HRC Futures: Another Rocky Week as April HR Takes the Title

Written by David Feldstein

Editor’s note: SMU Contributor David Feldstein is president of Rock Trading Advisors. David has over 20 years of trading experience in financial markets and has been active in the ferrous futures space for over eight years. You can learn more at www.thefeldstein.com or add him on twitter @TheFeldstein and on Instragram at #thefeldstein.

Today’s CME Midwest HRC market:

This market is an extremely difficult one. March will be the seventh straight month of sizeable MoM gains in domestic flat rolled prices. On Wednesday, the April CME future traded above $1,300 to an all-time high of $1,313/st.

Often, I have been asked if I have a study or if I could run a backtest or create a model on hot rolled price data. This could provide a historical perspective that would offer one the perception of predictability and perhaps control. Any sense of safety these analytics might have produced has proven to be illusory. The week before last, the futures market saw gains of $80 to $130 depending on the month. Last week, the market became extremely quiet and moved higher week-over-week by a paltry $20. Transactions and volumes decreased significantly. It was somewhat of a nice break from the weeks and months of hyper-volatility. This week, the drop in liquidity has remained, but the volatility has come roaring back with a vengeance. The chart below shows the price of the April CME HRC future with the weekly volume in the bottom panel. Notice the sharp drop-off.

“You stop this fight, I’ll kill ya,” said Rocky Balboa to Mickey as he stood up from his stool to fight the 15th round of his first bout with Apollo Creed. If you remember the end of this iconic scene and you can picture what Rocky and Apollo’s faces looked like, then you can understand how service center hedgers, market makers and sellers of hot rolled and busheling futures over the past seven months feel.

Every study, every model and every backtest has said and continues to say sell this market, which is almost $400 above the 2018 highs ($920) and almost five standard deviations away from the 12-year average flat-rolled price. Yet if you have listened to those analytics and sold futures, then you have experienced significant losses. Between the realized and unrealized losses, the massive capital drain required to meet never-ending margin calls and the fellow co-worker’s animosity, it’s not a surprise this small group of folks within our industry is a bit sheepish to sell more despite $1,300 hot rolled and $635 busheling.

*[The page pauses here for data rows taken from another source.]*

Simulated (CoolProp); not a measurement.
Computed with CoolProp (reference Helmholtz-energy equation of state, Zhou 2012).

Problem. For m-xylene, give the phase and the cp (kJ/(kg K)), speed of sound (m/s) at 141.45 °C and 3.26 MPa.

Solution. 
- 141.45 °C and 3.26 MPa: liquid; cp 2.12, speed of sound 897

This chart shows the CME Midwest HRC curve on Dec. 31 (red) and March 4 (green). The CME HR futures have a contract for each month (x-axis) going out 36 straight months. The settlement price is plotted (y-axis) and then the curve is created connecting the dots. The histogram in the panel below shows the 2021 gains for each of the contract months starting with March and ending with December. May, which has gained $400/st in 2021, is leading the pack closely followed by April and June.

The same kind of chart below shows the curve’s evolution throughout Q1. Comparing the white and blue curves, you will see initially the front months pushed higher while the back months sat still. Then in mid-February, shortly after learning about the unplanned disruptions to multiple steel mills caused by the harsh winter storm, the back end of the curve started to increase in price. Looking at today’s curve (red), you can see the front months of the curve flattening. With the back-end months of the curve also moving higher, the spread between the front and back of the curve is starting to converge.

Some of the gains in the later months could be in part due to the decline in sell-side illiquidity as buyers simply look for any opportunity to buy. The rally in the back months is also, in part, due to physical buyers locking in not only relatively attractive pricing, but also guaranteed availability later in the year with domestic lead times already out to May. Despite gaining over $100 so far this week, the third-quarter futures still remain $200 below the March future. The fourth-quarter futures have gained between $55 and $90 so far this week, but remain $300 below the March future.

Today’s CME busheling market:

The liquidity in the CME busheling futures market has all but dried up over the past few weeks. At the end of last year, the busheling futures curve was steeply backwardated (downward sloping). The January and February futures were $57 above the futures for May and beyond.

On Feb. 3, the busheling curve continued to be backwardated. Then, the curve has slowly flattened out with the back-end moving abruptly higher on extremely light volume. One unpleasant reality of illiquidity is the market lends itself to be easily manipulated. Fundamentally, it makes no sense that the busheling curve should be flat into year-end not only due to fundamentals in the scrap business, but also considering the Midwest hot rolled, Turkish scrap, iron ore and Chinese hot rolled futures curves are all steeply backwardated.

Hot rolled at $1,300 and $635 busheling failed to draw much selling interest. These markets are exhausted.

It’s not “this time it’s different,” but rather this period of time we are in is like no other we have seen before. Models use previous data to forecast the future, but the present is unlike any other period in the futures data set going back to 2008. There is no magic formula to manage through the volatile price risk now and in the months ahead. However, the principle “if the market ain’t goin’ up, then it’s goin’ down” remains secure and this market has definitely been going up again this week. Will it go the distance? How much farther and longer can it go until it reaches its breaking point? When will it stop going up and start going down?

Despite all I have said, I can appreciate you might not be satisfied. So, what is my prediction for the rest of 2021? As Clubber Lang put it, “My prediction???……PAINNN”!!! Whether you work for a service center, OEM, mill or scrap yard, you’re just gonna have to duke it out.

Disclaimer: The content of this article is for informational purposes only. The views in this article do not represent financial services or advice. Any opinion expressed by Mr. Feldstein should not be treated as a specific inducement to make a particular investment or follow a particular strategy, but only as an expression of his opinion. Views and forecasts expressed are as of date indicated, are subject to change without notice, may not come to be and do not represent a recommendation or offer of any particular security, strategy or investment. Strategies mentioned may not be suitable for you. You must make an independent decision regarding investments or strategies mentioned in this article. It is recommended you consider your own particular circumstances and seek the advice from a financial professional before taking action in financial markets.